Home > Where You Live > City > Investors rate Cardiff University a safer bet than China

Investors rate Cardiff University a safer bet than China

CARDIFF University has broken a UK financial record in an effort to raise £300m.

The money is being raised via a higher education bond in which investors loan the university money in exchange for an annual return plus full repayment in 50 years. The rate on the Cardiff bond is 3.1%, the lowest ever for a UK higher education institution, which reflects how safe the investment is.

Managers at the university are planning to use the cash to develop their ‘Master Plan’, which includes a £300 million Innovation Campus which is due to be built by 2020.

The prospective design for the new innovation campus

The prospective design for the new innovation campus

Vice Chancellor Professor Colin Riordan said: “We are delighted with the success of this issue and the strong support shown by investors.

“Proceeds from the sale will help finance our strategic goals.

“We aim to provide new research, teaching and student facilities through our Master Plan that are among the best in the world.”

A Growth Market

The university bond market has grown significantly since 2012, with a number of high-profile universities issuing bonds.

In 2012, Cambridge University raised £350m at a 3.5% rate after being given an AAA score by ratings agency Moody’s. At the time, this was a better rating than both the Bank of England and the UK Government.

Manchester and Liverpool Universities have since both sought to raise money through issuing £300m and £250m bonds respectively.

Cardiff’s rate of 3.1% represents the lowest ever for a UK university and reflects not just confidence in the institution’s financial future but also the growing establishment of the university bond market.

Safer than China

The relatively low rate of 3.1% represents that Cardiff University is seen as a safe investment by international markets. This is demonstrated by comparing its rate with that of major countries.

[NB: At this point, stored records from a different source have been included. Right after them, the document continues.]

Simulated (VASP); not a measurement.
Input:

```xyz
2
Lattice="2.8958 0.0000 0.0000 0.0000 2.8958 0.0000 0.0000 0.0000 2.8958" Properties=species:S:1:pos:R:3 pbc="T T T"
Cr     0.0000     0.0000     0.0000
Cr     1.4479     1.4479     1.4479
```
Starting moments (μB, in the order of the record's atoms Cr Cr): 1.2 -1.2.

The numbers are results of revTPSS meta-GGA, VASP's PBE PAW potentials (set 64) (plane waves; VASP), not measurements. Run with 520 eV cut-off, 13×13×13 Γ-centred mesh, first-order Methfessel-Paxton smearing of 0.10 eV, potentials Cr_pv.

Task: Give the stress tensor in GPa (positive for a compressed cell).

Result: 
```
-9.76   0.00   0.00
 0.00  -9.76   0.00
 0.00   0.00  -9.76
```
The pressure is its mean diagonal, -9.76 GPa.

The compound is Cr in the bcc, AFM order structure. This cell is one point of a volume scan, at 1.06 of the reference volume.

Argentina (4.8%), China (3.6%) and Russia (9.8%) are all borrowing at a higher rate than Cardiff. These rates are not from 50-year bonds, which are uncommon, but are for 25-year commitments.

Despite borrowing at a lower rate than Cambridge University’s 2012 bond issue, Cardiff was only given an AA rating.

This represents the change in the university bond market over the last four years. Universities are now seen as very attractive to investors because the market is highly regulated. They constitute a low risk, as universities have government backing and are seen as vital parts of a skills-based economy.

What is a bond?

A bond is basically a loan. A country (or, in this case, an institution) can use them in order to get cash instantly.

They repay a percentage of the bond until the bond ‘matures’ (comes to an end). Then they have to pay back the whole amount on top.

Take Cardiff University’s bond for instance. They have borrowed £300m over 50 years at a rate of 3.1%. This means they have to pay back £9.3m a year until 2066. Then they have to repay the full £300m.

The rate of borrowing reflects how ‘risky’ the borrower is. If they are at a low risk of failing to pay it back (like Germany) investors will lend at a lower risk. If they are seen as a high risk (like Greece), investors will only be prepared to risk their money if there is a higher return on their cash.